Just like movies, not everything that goes into a book makes it to the final page. Sometimes this happens during the editorial process, where an editor will point out how a story angle isn't working or could be reshaped to come across more strongly. Other times (most of the time, in my case), it's stuff that's cut and reworked during the first draft or even during the outlining stage. It's interesting to look back over my old notes and think about what might have been, if I'd made different decisions along the line.
To that end, I thought it might be fun to do a periodic series where I reveal some changes from past books. Before we start, I wanted to give a quick shout-out; Maggie Riley Harper is my steadfast assistant (who you can see thanked as Maggie Faid in the afterword of all my novels). She also writes poetry, and she's started a Patreon -- so if you like good poetry, check her out.
So, without further delay, here are five items from my cutting-room floor.
1. There were two Daniel Faust novels before The Long Way Down.
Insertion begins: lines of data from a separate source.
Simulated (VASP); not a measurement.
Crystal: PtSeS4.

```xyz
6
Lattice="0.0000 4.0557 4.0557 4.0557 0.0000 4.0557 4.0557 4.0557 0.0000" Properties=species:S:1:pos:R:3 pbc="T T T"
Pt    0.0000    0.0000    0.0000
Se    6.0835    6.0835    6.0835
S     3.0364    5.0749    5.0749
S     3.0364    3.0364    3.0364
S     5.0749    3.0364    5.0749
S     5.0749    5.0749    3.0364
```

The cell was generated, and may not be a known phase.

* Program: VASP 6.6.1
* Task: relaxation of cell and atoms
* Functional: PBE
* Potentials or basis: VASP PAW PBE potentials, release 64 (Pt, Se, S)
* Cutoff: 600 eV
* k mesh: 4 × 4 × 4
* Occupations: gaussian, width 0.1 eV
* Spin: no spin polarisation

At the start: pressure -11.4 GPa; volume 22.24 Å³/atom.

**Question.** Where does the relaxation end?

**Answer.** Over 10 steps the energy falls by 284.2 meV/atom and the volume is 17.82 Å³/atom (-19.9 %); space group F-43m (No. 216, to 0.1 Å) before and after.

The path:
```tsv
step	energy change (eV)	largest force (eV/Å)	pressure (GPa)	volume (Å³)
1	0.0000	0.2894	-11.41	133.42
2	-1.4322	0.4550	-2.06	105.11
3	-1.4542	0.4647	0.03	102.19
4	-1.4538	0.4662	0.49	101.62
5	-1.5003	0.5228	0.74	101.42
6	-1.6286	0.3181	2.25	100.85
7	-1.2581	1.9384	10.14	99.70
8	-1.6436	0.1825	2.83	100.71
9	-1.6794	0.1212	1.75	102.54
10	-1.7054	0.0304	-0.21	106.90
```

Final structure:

The Long Way Down was roughly my seventh completed novel. The first six were practice and don't count, nor will they be seen by the light of day. As much as I cringe, looking at some of my earliest published work (and still do now, but I keep working and trying to improve), these were -- as most writers' first books are -- just plain lousy.
That said, two of them were proto-Faust novels. They were set in Chicago (the city I was most familiar with, and research was just a car ride away), and Daniel actually worked for the Mancuso Family (who would eventually find a place in print, opposing him and the Vegas crew in The Castle Doctrine). When I decided to take some of the basic elements of the books for the first "real" Faust novel, the setting was the first thing to change. As Maggie pointed out, "You're writing a first-person novel about a modern-day magician who does detective work. No matter what, people are going to accuse you of ripping off the Dresden Files. Why make it harder on yourself?"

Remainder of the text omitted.